Since the beginning of Hi-Fi music listening back in the 1950's, the emphasis on listener experience has all been about audio component performance. The rationale has been that if you want to hear better music in your space, the only available option is to get new and better audio components. This keeps listeners involved in a loop where they have to keep reinvesting to keep component manufacturers flush.
That's good for manufacturing and media distribution but a losing proposition for listeners and it's obsolete as a market position. As sound recording and reproduction technologies relentlessly improved through five decades, the "need" for new components and better media has never lacked false backing.
Until now. The current truth is that only some audio fidelity is achievable through component upgrades and that's an expensive way to go that produces temporary, and at best partial, results. Well, duh. Component replacement is the way the audio industry has made a good profit for a long time. Addiction to component replacement and hard media is a co-condition held deeply by both the industry and the consumers it serves. No wonder, given the advertising related to music quality has harped on the constant message that we need new and better components and media. We don't, really. At least not how the marketing tries to make us believe we do.
At the same time, the focus on components keeps consumers unaware of how much they can accomplish without adding or changing ever more audio components. Holding a component configuration constant and working on other factors can provide a dramatic music quality improvement with little to no cost to the consumer. In fact, removing most of the components in a system—paring it down to two components only—is part of getting the very best possible results with the very longest lifecycle before obsolescence.
This concept is radical: stop adding and replacing audio components and enhance the other factors that matter, like room acoustics, vibration damping, system maintenance, and power quality. All are addressed in my iHi-Fi Audio Setup Guide.

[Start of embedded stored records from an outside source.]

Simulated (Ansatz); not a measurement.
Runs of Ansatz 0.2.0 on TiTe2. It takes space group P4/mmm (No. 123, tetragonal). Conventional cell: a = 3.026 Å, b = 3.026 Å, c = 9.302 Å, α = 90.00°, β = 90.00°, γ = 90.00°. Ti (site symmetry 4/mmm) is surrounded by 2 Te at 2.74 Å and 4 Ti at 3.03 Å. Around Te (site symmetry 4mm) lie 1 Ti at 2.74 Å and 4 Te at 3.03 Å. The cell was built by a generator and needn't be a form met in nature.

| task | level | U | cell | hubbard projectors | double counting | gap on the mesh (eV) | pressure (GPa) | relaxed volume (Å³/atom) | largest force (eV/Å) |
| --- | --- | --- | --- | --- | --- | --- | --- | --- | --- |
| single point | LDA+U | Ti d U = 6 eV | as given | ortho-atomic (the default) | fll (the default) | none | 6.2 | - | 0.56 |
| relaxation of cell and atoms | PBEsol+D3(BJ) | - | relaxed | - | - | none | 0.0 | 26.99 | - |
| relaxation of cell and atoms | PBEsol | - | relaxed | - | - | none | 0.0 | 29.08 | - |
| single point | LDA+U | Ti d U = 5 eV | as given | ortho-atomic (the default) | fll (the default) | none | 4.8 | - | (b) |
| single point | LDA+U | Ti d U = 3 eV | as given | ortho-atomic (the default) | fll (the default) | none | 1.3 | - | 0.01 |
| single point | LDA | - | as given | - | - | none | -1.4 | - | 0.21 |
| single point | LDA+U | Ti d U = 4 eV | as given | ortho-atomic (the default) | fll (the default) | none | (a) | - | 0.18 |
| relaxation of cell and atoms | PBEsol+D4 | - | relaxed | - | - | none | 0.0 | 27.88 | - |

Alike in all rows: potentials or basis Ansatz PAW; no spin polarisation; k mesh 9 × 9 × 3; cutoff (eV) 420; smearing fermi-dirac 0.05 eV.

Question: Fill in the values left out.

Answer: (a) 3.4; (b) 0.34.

What would be the two-component optimum system? You probably own at least one of them already, either a smartphone or a personal computer. You may not yet have the other magic ingredient: a speaker system that can receive the raw, high-resolution music code from your digital device wirelessly and convert that signal to analog and play it, faithfully to the original performance. I listen to such a system every day. I'm listening to it right now. This is attainable for well under $500 one time, plus a $20 per month subscription if you have the right conditions and you probably do.
My current favorite audio system is a set of Audioengine HD3 speakers and S8 powered subwoofer, all being driven over Bluetooth aptX (24-bit resolution) by my digital devices—sometimes a MacBook Pro 2015, sometimes a Samsung Galaxy 7 smartphone. There are no physical media, yet I have access to a far larger preferred music library than I ever achieved when my only music sources were hard media and related players or digital files. For this, I liquidated an almost new tube amp and preamp, a media server component and NAS drive, a CD player, and a set of passive two-way speakers and another powered subwoofer. I came away with money in the bank.
I mostly listen to TIDAL now because that's where the leading edge is sharpest in the industry changeover to a media-less world. Since the inception of iHi-Fi.com, I have been predicting this situation that is now being realized in the audio market. The first blog post is dated May 30, 2013. A few years later, consumer high fidelity has achieved a fantastic new peak of audio pleasure that can be accessed for less cost and with fewer components than ever before.
The good news: the future of audio has arrived and it sounds wonderful for twenty bucks a month plus the outlay for the speakers, $399. That gets me up to MQA-quality listening if I stick to the growing collection of MQA-quality recordings on Tidal.com. Across the whole collection, I get to hear the best that the available music streams can achieve, even if only slightly less than MQA brilliance, I get 24/96 digital files converted back into music inside the speakers and played back through the best price-performance "audio engine" I've ever heard.
I'm still waiting and hoping for a set of HD6 speakers to audition for any improvement they might provide. I believe I'll have to listen long and hard to hear much difference in this room. I suspect the difference will come down to greater power and higher volume which I don't need, in a 12 x 15 x 9 foot room, given that most non-component-dependent factors of audio quality are already optimized here. If I turn off the S8 sub, that will make a bigger difference in the low bass in favor of HD6.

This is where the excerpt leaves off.